Teach me to Walk With You

I was home today getting the house ready for visitors arriving from England on Saturday. Paul's Uncle John and cousin Stephen are staying with us for two weeks. It's amazing how many things need to move from one spot to another in a house, in order to be ready for guests.

Stephen has never been here before, in fact he has never been out of England before, so this trip is a big deal. We share a love of nature and photography. He loves chess too, but I can't help him there!

Later in the day I made the humungous shepherd's pie that I didn't have time to make for cell group last night, to be stowed in the freezer for the next arrival of a hungry horde.

Finally, at 7.30, I was done for today, and it was time for a walk.

"A walk?" said Paul, looking over the top of his reading glasses at the clock on the wall, "It's getting dark, you ought to take a flashlight." And he got up and went upstairs, wincing as he went with pain from his sore joints, on a love errand. Beside his bed he had a small but bright flashlight that recharges by pumping its handle. He demonstrated. I thought it sounded like a banshee.

Next I had to recruit a friend to come with me. I stood at the top of the stairs leading to Brenda's apartment and asked her if I could take Molson for a "w-a-l-k." Then I asked him, without spelling the word this time. He was up the stairs in seconds. Before I could open it, his nose was to the crack in the front door; he couldn't wait to be out there.

The evening was sultry and moist, as if it might rain at any moment. Molson trotted politely beside me. He's recently been groomed and the hairs that followed the curve of his head and the edges of his ears, shone silvery in the dusk.

The air was noisy with the song of crickets, cicadas and frogs. The croaking, chirping and buzzing got louder towards the centre of the village, where there is a big park. By then it sounded as if we were in the middle of a Florida swamp.

It was really dark by then so I turned on the flashlight and gave it a few pumps to charge up the battery. Its whirring noise blended well with the insect chorus.

And I wondered, as I walked with my doggy friend, if I would ever walk as eagerly and easily with God as Molson does with me.

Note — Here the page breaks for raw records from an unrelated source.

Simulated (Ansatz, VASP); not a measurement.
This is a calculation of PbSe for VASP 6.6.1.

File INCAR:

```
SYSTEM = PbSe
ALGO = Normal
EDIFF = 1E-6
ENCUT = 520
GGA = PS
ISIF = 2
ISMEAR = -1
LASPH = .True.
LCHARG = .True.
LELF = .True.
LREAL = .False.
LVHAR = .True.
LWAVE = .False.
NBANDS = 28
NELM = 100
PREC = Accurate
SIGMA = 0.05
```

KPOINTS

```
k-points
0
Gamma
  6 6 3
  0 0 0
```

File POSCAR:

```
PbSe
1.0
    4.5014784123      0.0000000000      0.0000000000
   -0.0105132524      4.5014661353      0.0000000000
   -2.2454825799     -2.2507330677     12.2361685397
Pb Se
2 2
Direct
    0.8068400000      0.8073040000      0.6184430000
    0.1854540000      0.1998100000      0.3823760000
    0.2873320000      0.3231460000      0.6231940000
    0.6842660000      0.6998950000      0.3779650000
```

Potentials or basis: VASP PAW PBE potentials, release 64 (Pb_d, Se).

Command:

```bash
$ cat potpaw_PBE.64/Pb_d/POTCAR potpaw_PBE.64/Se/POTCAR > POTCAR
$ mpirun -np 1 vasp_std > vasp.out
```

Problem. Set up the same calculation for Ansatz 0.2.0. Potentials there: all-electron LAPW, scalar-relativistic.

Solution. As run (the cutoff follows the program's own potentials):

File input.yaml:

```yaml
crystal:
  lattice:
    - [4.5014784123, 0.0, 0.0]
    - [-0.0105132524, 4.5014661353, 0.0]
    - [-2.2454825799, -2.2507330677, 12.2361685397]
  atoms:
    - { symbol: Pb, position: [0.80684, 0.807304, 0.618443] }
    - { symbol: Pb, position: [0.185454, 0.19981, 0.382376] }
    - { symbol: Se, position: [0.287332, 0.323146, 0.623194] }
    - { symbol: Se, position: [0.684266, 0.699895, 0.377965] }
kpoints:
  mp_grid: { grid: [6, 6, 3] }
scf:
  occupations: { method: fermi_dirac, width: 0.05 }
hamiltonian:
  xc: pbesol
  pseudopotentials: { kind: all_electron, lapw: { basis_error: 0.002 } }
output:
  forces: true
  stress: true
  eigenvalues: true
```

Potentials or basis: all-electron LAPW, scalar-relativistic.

I was going to add a Rich Mullins song, Step by Step; but instead I found this beautiful Ashley Cleveland version of the song Rich was writing when he died. The words seem fitting.

It is called, Jesus.

Comments

Susan said…
Just listening to this at lunchtime at work where there is high speed internet. God's timing is perfect... Thanks for digging this song up on U-tube and sharing it. Just want I needed this afternoon...

And I've watched how Molson looks at you and to you... it's a perfect analogy to our relationship with Jesus. He even has to pick up our poop sometimes... well mine, anyway. :)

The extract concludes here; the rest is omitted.